[Yum] Yum and Bittorrent

jarito at lehigh.edu (Jarret R) · Thu Oct 21 08:43:44 2004

Konstantin Ryabitsev wrote:
> Well, there is another issue which your method does not address. If you 
> only torrent large files (say, over 50 Mb in size), then the vast 
> majority of packages is still downloaded from the server. What bogs down 
> large mirrors is not bandwidth -- we have it out the proverbial wazoo. 
> What bogs us down is processor and io load. If most requests are still 
> made to the servers (plus there is additional tracker load), does that 
> actually improve the situation?

This is part of what we want to test. We are assuming that the BT 
overhead is to high for smaller files because of the design decisions, 
but we can't quantify it. A .torrent file will almost always be smaller 
than the file that it defines. If we can reduce the upload burden of a 
server from 1 copy of the file for every downloader to the torrent file 
+ maybe 5 copies for every 100 peers, I think it will have a serious impact.

Like I've said. We are planning this public beta to flesh out these 
issues and see what kind of an impact we can have.

> I still think we're chasing the wrong goose trying to unite yum and 
> bittorrent, and it is better to have a bittorrent-like protocol for 
> syncing mirrors and a special download method for urlgrabber that would 
> grab byte-ranges from multiple servers. This would allow the mirror load 
> to drop significantly, thus improving the situation when half the world 
> sends us HTTP requests.

I assume that most mirrors use rsync as it is, so I am not sure how 
useful switching to BT would be, but it is something we will look into. 
Another point to remember is that the server doesn't have to be the 
tracker or the only initial seed.

A tracker requires little bandwidth and could be run by a smaller 
mirror, like my university (Lehigh University). We don't have the 
bandwitdh to run a full mirror, but we could run a tracker. Then as many 
repositories as we can get can start the inital seeding, they already 
have the file. When a new peer enters the swarm, it will contact all the 
repsoitories and request pieces of the file, which would reduce overall 
load on the server dramatically. This scenario assumes a lot, but I 
think if the system is viable, we will start to see things like this.

> But I would like to see and play with your work. There are some 
> interesting points there.

Thanks. I will post here when we are ready to open the beta to the 
public. Also, you mentioned that you run a mirror. One thing that would 
help us is to get our hands on a download log for a real mirror. This 
would allow us to make a more educated guess on which files should be 
served via BT instead of just using size as the deciding factor.

PS - There are several new features coming down the pike for BitTorrent 
that could significantly impact this system.

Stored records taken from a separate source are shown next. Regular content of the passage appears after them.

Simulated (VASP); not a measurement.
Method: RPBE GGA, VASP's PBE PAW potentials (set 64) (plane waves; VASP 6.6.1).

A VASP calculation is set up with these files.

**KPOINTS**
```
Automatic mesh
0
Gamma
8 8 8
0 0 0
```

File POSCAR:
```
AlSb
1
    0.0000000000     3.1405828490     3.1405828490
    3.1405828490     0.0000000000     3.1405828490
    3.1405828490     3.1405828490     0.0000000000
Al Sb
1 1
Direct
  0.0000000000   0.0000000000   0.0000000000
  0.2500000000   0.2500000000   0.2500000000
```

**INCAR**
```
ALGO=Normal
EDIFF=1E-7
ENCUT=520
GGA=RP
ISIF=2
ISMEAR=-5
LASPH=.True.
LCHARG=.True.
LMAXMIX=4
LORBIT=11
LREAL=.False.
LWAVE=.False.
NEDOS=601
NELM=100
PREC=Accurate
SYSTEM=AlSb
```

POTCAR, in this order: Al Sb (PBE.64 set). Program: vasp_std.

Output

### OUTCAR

(1) Multi-Tracker specification - this would allow us to specify more 
than one tracker for each torrent. If the first went down, the 
downloader would just switch to the next one.

(2) Peer Sharing - Two trackers running the same torrent can share 
peers. This will allow larger, longer lasting swarms.

(3) Torrent File Sharing - Instead of a BT Instance for every file being 
shared via BT, we start one up for all the files we want to share via 
bt. Then the downloader only requests pieces from the files that it 
wants. This should reduce the load on the server and just maintain one 
swarm. We are looking into this one, but we don't have anything yet.

Thanks,
Jarret Raim